Edwin Fischer chose a Bechstein piano for his pioneering recording of Bach’s The Well Tempered Clavier, as did Artur Schnabel for his cycle of Beethoven’s 32 piano sonatas. Both artists were very fond of Bechstein pianos, as were many of the 20th century’s leading pianists, such as Wilhelm Kempff, Wilhelm Backhaus, Walter Gieseking and Jorge Bolet.

Polish pianist Władysław Szpilman (famous thanks to the movie The Pianist) used a Bechstein piano until 1941 in his family private apartments in Warsaw.

For his studio recording of the music of Chopin and Beethoven, Dinu Lipatti used a Bechstein piano.

Bob Dylan played a Bechstein piano at the ABC Theatre in Edinburgh, Scotland on 20 May 1966. He is mentioned on many Bechstein dealers’ web pages as a regular Bechstein player. When Dave Stewart of The Eurythmics listed his Bechstein piano for auction, he named Bob Dylan as one of the musicians who had played the piano.

The Bechstein concert grand at London’s Trident Studios, over a century old and much sought-after for its sound, became one of the most frequently recorded instruments in rock history. The piano can be heard on The Beatles’ “Hey Jude,” Elton John’s “Your Song,” George Harrison’s “All Things Must Pass,” David Bowie’s “Life on Mars?,” Lou Reed’s “Perfect Day,” Queen’s “Bohemian Rhapsody,” Carly Simon’s “You’re So Vain,” Nilsson’s “Without You,” and Supertramp’s “Crime of the Century”. It saw service in the studio from 1968 until the mid 1980s, and has since been sold at auction.

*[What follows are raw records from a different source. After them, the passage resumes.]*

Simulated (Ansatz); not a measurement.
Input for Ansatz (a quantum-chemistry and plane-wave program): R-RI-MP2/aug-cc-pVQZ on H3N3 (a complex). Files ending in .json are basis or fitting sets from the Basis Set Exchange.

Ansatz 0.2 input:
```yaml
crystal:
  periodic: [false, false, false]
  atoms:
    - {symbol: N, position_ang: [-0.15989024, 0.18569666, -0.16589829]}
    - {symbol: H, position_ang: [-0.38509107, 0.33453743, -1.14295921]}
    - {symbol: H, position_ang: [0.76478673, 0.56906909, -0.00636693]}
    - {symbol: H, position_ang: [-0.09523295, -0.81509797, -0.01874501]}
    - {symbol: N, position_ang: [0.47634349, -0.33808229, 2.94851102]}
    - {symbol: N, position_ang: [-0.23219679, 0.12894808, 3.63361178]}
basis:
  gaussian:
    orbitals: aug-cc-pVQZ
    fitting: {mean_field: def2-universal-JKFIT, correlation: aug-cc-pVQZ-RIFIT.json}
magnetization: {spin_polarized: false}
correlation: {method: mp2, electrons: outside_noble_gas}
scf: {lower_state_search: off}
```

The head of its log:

Freddie Mercury of the British rock band Queen played a Bechstein piano on the best-selling album A Night at the Opera. (The liner notes to the album, as reprinted in the 2005 deluxe CD/DVD release of the album, credit Freddie Mercury with “Bechstein Debauchery”.)

The music video for Elton John’s “Sorry Seems to Be the Hardest Word” features John playing a white Bechstein grand.

Oscar Peterson played and owned a Bechstein throughout much of his career, publicity contracts with rival manufacturers notwithstanding.

Anna Ivanova (2011) played Liszt’s personal 1880 Bechstein grand piano, which is displayed in the Liszt Haus in Weimar Germany. Recordings of her playing both this grand piano, and the Bechstein 576 (which was delivered March 17, 1862 to Franz Liszt), which presently is being displayed at the Bechstein Centre in Berlin, can be found on YouTube.